Skip to content

TradAI Infrastructure as Code (Pulumi)

Version: 9.2.1 | Date: 2026-03-28 | Status: CURRENT

TL;DR: 4-stack Pulumi architecture in eu-central-1. Stacks are layered by lifecycle: persistent (data-bearing, never destroyed) -> foundation (VPC, RDS) -> compute (ECS, Lambda, Step Functions) -> edge (API Gateway, WAF, CloudWatch). All config centralized in infra/shared/tradai_infra_shared/config.py.


1. Architecture Overview

TradAI uses a 4-stack Pulumi architecture deployed in eu-central-1. Stacks are layered by lifecycle and dependency: persistent data is separated from ephemeral compute, which is separated from edge routing and monitoring.

Stack Dependency Flow

graph LR
    A["persistent<br/><small>S3, DynamoDB, ECR<br/>Cognito, CodeArtifact</small>"] --> B["foundation<br/><small>VPC, Subnets, RDS<br/>SQS, SNS, NAT</small>"]
    B --> C["compute<br/><small>IAM, ALB, ECS<br/>Lambda, Step Functions</small>"]
    C --> D["edge<br/><small>API Gateway, WAF<br/>CloudWatch, Alarms</small>"]
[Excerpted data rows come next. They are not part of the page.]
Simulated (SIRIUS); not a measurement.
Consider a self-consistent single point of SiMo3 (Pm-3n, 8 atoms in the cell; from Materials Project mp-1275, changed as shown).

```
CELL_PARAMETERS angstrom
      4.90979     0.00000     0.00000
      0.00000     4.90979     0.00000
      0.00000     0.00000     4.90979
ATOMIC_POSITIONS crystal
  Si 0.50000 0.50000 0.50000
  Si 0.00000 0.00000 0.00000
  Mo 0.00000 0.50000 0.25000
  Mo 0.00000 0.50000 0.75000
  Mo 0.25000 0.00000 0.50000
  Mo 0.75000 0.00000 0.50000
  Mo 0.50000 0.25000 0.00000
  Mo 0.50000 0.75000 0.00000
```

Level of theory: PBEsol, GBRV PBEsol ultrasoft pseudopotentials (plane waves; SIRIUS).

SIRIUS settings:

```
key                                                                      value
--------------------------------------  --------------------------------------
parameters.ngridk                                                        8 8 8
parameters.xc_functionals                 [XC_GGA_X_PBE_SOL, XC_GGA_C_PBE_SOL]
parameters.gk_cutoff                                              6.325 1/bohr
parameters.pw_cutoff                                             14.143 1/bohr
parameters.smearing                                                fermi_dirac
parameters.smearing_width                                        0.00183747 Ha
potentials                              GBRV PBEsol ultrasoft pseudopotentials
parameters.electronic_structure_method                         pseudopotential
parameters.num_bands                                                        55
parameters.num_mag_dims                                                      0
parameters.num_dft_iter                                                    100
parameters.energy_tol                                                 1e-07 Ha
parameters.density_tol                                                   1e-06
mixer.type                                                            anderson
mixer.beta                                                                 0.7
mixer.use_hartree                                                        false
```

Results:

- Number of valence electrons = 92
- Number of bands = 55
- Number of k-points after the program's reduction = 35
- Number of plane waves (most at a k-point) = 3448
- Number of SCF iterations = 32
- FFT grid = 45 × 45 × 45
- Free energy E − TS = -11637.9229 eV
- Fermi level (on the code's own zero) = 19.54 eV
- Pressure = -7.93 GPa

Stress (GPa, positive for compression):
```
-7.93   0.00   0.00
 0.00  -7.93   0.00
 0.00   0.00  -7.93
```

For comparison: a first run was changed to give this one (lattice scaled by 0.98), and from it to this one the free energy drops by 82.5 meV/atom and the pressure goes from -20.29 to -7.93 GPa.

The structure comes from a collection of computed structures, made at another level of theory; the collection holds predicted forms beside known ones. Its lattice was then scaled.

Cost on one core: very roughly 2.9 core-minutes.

    style A fill:#2d6a4f,color:#fff
    style B fill:#40916c,color:#fff
    style C fill:#52b788,color:#000
    style D fill:#95d5b2,color:#000

Why 4 Stacks?

Concern Stack Rationale
Data preservation persistent S3, DynamoDB, ECR, Cognito are never destroyed during dev cycles
Network stability foundation VPC, subnets, RDS rarely change; destroying them is disruptive
Rapid iteration compute ECS services, Lambda, Step Functions change frequently
Edge independence edge API Gateway, WAF, CloudWatch can be updated without touching compute

Cross-Stack Communication

StackReference Pattern

Stacks share outputs via Pulumi StackReference. Each downstream stack declares references to its upstream stacks and reads exported values. The org value defaults to "organization" and stack names match environments (dev, staging, prod), so a reference looks like organization/tradai-persistent/dev. Never hardcode resource IDs across stacks -- always use StackReference.get_output().

Stacks share outputs via Pulumi StackReference. Each downstream stack declares references to its upstream stacks and reads exported values:

# Example from compute/__main__.py
persistent = pulumi.StackReference(f"{org}/tradai-persistent/{pulumi.get_stack()}")
foundation = pulumi.StackReference(f"{org}/tradai-foundation/{pulumi.get_stack()}")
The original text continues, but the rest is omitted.